It’s about time we started to make meetings matter a little more. I’ve recently had several people tell me that they are expected to be in meetings nearly all day long (both physical and virtual meetings) and they have not time to get the real job done! That cannot be sensible!
Improving this is so simple, it just takes a little common sense and the guts to challenge the status quo.
I have one essential, and eight rules that can transform your organisations meetings so that they matter.
Every meeting must have a clear purpose.
Understanding that purpose helps us to know what our likely contribution would be and therefore helps us to prepare that contribution in advance. Attendance at any meeting is only valid when we have some form of contribution!
There are only ten common reasons for a meeting, five are to do with the fact ‘they want’ something, and five are related to what ‘they are’ doing. If your meeting does not fall within one of these categories, then simply forget it, you don’t need it!

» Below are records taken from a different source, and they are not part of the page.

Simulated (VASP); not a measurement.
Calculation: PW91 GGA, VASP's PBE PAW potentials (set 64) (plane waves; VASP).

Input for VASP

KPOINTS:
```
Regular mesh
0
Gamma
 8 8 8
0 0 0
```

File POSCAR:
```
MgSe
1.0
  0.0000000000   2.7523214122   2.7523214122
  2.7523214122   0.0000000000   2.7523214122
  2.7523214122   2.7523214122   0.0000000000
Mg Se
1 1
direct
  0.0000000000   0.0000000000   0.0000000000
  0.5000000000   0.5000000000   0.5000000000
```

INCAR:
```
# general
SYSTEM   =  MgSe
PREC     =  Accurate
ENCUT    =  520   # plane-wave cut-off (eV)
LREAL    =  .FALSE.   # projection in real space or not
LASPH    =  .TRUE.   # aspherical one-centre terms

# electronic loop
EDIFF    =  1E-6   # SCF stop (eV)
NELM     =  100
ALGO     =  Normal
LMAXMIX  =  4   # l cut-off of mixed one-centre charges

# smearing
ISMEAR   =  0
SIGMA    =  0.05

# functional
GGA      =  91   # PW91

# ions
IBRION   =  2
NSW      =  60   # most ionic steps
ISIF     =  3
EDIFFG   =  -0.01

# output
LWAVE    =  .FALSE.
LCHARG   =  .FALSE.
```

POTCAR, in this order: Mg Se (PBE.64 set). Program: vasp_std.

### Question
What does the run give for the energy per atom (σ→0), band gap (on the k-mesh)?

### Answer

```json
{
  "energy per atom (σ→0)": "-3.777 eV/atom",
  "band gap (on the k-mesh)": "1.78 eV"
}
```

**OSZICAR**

Here are the valid things ‘they want’:
- A decision,
- to generate ideas,
- to solve a problem,
- to build relationship,
- to learn from the past.
Here are the valid things ‘they are’ doing:
- Getting an update,
- communicating something,
- making plans,
- exploring options,
- persuading others (sales).
Don’t accept failure, if the chairperson has been unclear about the meeting purpose then raise the challenge. If you are the chairperson, it’s easier, work it out and make sure you have a very clear purpose. My personal recommendation is that the best meetings only have one purpose, they are shorter, more focused and stick to a pre agreed time limit in order to achieve that purpose.
So for example we might state; this meeting is to explore cost options for the new customer solution, and will be completed in 40 minutes.
Be specific about the time period, it will condition everyone to work at an appropriate pace, and help to keep everyone on point.
The eight rules
Then consider what rules will be helpful to make meetings matter. Here are eight suggestions:
Rule 1: Run meetings as you would have others run meetings that you attend
This is the fundamental rule of good meeting management. Running an effective meeting or being a good meeting participant is all about being considerate of others and their time. All of the other rules flow from this principle.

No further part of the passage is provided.